Jenny (Renée Zellweger) arrives with her date to the high school's prom night. Her friend Heather (Lisa Marie Newmyer) is searching for her boyfriend Barry (Tyler Cone) and finds him getting close to another girl, so in a rage, Heather leaps into her car and tries to drive off. Barry stops her, and climbs in beside her, then she speeds off with Jenny and her date in the back seat. Driving aimlessly, soon they are lost in the middle of nowhere, and a car heading in the opposite direction smashes into them. The driver gets out, dazed, and collapses. Jenny, Heather and Barry go to get help, but they find that help is not forthcoming from the locals they meet - especially the homicidal ones.
Where first two sequels to the original Texas Chain Saw Massacre had the benefit of increased budgets, for the fourth in the series it was back to the low budget basics, and an independent movie, to boot. Scripted and directed by the co-writer of the original, Kim Henkel, it would prove to be a disappointment to those fans hoping for a return to the more visceral thrills rather than the jokiness of parts 2 and 3 had opted for, and most agreed this stranger outing was not up to scratch, some even calling it one of the worst horror movies ever made.

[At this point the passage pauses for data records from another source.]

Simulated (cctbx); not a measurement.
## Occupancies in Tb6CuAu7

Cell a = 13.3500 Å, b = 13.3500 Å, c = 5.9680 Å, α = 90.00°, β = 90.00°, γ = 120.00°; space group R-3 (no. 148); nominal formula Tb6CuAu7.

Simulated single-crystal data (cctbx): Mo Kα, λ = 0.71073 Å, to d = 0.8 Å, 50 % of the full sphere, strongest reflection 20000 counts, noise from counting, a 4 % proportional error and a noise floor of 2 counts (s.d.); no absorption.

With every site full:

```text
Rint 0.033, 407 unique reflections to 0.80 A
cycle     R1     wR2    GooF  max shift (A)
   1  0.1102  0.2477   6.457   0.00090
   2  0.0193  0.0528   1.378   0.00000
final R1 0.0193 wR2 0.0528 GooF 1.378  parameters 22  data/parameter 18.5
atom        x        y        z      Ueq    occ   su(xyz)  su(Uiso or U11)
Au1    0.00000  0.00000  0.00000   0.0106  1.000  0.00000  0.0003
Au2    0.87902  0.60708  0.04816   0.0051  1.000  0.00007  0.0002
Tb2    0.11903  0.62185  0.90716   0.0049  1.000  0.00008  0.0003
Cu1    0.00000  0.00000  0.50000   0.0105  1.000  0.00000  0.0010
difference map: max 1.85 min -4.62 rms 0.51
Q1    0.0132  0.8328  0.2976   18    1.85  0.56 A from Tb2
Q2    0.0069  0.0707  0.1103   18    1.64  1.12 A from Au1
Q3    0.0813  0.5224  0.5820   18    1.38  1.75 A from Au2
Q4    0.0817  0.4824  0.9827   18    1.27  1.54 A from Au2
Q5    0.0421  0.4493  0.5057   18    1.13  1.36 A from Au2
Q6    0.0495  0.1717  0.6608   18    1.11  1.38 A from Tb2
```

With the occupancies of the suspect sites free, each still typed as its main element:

The echoes of the original are never far away. Once more the young people have no luck in finding help, and asking the locals for assistance gets them into deeper trouble. One thing the film has in its favour is a spooky atmosphere along the dimly moonlit woodland roads, where Barry and Heather stumble upon an old, dark house. It's not long before the inhabitants, including Leatherface (Robert Jacks), the only returning character, are holding them captive, while Jenny discovers that her date has been killed and strung up by a crazed truck driver, Vilmer (Matthew McConaughey), who is related to the psychos back at the house.
One of the points of intrigue is seeing two stars-to-be (at least, I think McConaughey counts as a star) in early roles that they wouldn't dream of taking when they got famous. As Jenny, Zellweger doesn't seem all there, she screams all right, but she acts as if she's having an unpleasant dream. When she's trussed up in the back of a car with a bag over her head, she attracts her kidnapper's attention by kicking and yelling; the kidnapper asks her to stop, and she meekly replies, "OK, but I can't breathe", and that's the end of her protests until she's back in the house, despite a policeman being close by.
As you may have guessed, the tone is very odd, dangerously close to campy, without being all that funny. Take McConaughey's villain, for example: Freddy Krueger has his glove as his trademark, Jason Vorhees has his hockey mask, so what does Vilmer have? A robot leg. Which occasionally stomps his victims. Henkel mistakes hysteria for, well, having his cast wail and shout a lot, and a bizarre conspiracy angle arises which may be an innovation of a sort, but is a needless complication.
The Return of the Texas Chainsaw Massacre is not particularly gory and nobody gets made into dinner. In practice, it's a curiously distant experience, and at times downright weird - why take off Jenny's glasses for her to see better? Why have one psycho sound like the Reader's Digest page of Quotable Quotes? And why dress Leatherface as a woman?! However, it's just odd enough to be worth a look if you like the series - or if you're a hardcore bad movie fan. Watch for a few of the stars of the original in tiny cameo roles. Music by Wayne Bell.